Singaporean economic growth estimates for the first quarter is set to release tomorrow. According to a DBS Bank research report, the economy is likely to have grown 1.6 percent on a year-on-year basis, down from an already sub-par performance of 1.9 percent in the prior quarter. On a sequential basis, growth is likely to have provided some respite with an expansion of 3.4 percent quarter-on-quarter.
However, this can also be seen as a technical recovery after a paltry reading of 1.4 percent previously. The manufacturing sector might be the key drag, and likely to report the first contraction of 1.1 percent since 2015, down from a growth of 5.1 percent in the fourth quarter of 2018. Indeed, external headwinds have picked up.
Global electronics demand is easing, and the trade war is adding to the fall in the near term. All these are on top of an ongoing deceleration within China. Though there are some emerging signs of the cycle bottoming-out, and upside will only materialize later in 2019, said DBS Bank. Before that, a bad outcome in the first quarter is almost a given. Yet, the services sector might pick up some of the slack. Higher turnovers in the financial markets and increased IT and tourism activities might give some impetus.

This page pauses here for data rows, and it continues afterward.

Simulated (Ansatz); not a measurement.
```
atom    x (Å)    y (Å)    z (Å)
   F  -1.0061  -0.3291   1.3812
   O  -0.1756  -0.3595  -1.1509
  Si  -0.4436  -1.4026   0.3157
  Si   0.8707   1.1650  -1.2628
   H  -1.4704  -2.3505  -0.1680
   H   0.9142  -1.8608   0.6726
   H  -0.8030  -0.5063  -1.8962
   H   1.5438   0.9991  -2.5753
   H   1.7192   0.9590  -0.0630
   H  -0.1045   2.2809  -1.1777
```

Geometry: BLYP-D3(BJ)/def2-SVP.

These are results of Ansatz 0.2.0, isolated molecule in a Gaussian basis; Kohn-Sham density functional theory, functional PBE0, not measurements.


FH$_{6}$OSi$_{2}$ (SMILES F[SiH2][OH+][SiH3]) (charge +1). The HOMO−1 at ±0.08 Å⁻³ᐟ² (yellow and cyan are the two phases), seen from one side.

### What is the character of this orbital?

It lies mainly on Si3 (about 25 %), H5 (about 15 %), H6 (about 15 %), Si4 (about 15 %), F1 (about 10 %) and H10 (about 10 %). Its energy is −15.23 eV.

“We expect a better showing in the key services cluster after the disappointment in 4Q18. A growth bounce back to above 2 percent is on the cards. Overall, 2019 is on for a slow start. With inflation stable and the need to cushion growth momentum, we expect the Monetary Authority of Singapore to keep its exchange rate policy unchanged in the upcoming meeting after two consecutive rounds of tightening last year”, added DBS Bank.